I have a custom recipe that does some amount of data transformation (e.g. creating multiple examples from one input) but by having it print everything just before the
yield statement, it seems to generate the examples I want, each with unique input and task hashes.
However, when I start annotating I see duplication. With default
batch_size 10 and if I start indexing the examples I see from the
print just before
yield task from 1, the pattern is
1, 2, 3,.... 22, 23, 1, 2, (and I stop tracking).
batch_size 1, the pattern is
1, 2, 3, 1, 2, 3, 4, 5, 6, 4, 5, 6, ... (i.e. it seems every 3 examples are shown twice and then we move on to the next 3)
db-out a dataset generated by this, the resulting jsonl has the duplicate entries - the whole lines are exactly the same, including the hashes (assuming same annotation on both passes).
exclude_by is left/set to
task, which I thought should not allow the above to occur.

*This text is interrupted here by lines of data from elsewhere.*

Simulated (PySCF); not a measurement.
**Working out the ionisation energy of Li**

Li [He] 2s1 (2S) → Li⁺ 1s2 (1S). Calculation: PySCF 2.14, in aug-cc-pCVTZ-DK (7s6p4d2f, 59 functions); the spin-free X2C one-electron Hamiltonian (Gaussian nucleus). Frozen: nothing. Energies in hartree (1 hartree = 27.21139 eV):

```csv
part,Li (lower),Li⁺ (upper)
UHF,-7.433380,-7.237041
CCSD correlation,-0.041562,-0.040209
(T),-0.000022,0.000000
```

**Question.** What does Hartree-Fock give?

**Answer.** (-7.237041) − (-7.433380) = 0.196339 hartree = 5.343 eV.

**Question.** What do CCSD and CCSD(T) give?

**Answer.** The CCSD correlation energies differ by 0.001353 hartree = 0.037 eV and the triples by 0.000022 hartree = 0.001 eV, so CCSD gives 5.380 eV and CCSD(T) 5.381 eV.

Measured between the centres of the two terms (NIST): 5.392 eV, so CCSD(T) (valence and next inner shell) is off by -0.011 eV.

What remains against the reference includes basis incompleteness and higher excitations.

I'm using Prodigy 1.9.9, default DB.
@geniki Could you share the code that generates the examples and your recipe config settings? It's otherwise a bit hard to help debug this, because there could be a lot of explanations.
@cgreco thanks, I missed your thread and the related one here Refresh browser fix with force_stream_order.
As suggested in that thread, I tried setting
False and that removes the duplication but it turns off an equally important feature.
Unlike the others, I was not using a named session. I tried with a named session and got the same results.
@ines it's not always quick to create a new recipe with the same logic and that is shareable on a public forum. I thought confirming that I'm happy with the output of the recipe from it's
yield statement is a good checkpoint. I'll try to create a self-sufficient case but at the moment it seems that the problem is more general given the other threads.
I was able to reproduce duplicate examples seen in the client using
force_stream_order=True, and I'm debugging it.
Thanks for reporting, I'll update this thread once I've found the root cause and a fix.
Just released v1.9.10, which should fix the underlying problem with
force_stream_order (explained in detail by @justindujardin in this post). The only case where a glitch may still be possible with the current implementation is if you hold down a hotkey and rapid fire – but that should also be a pretty unusual scenario.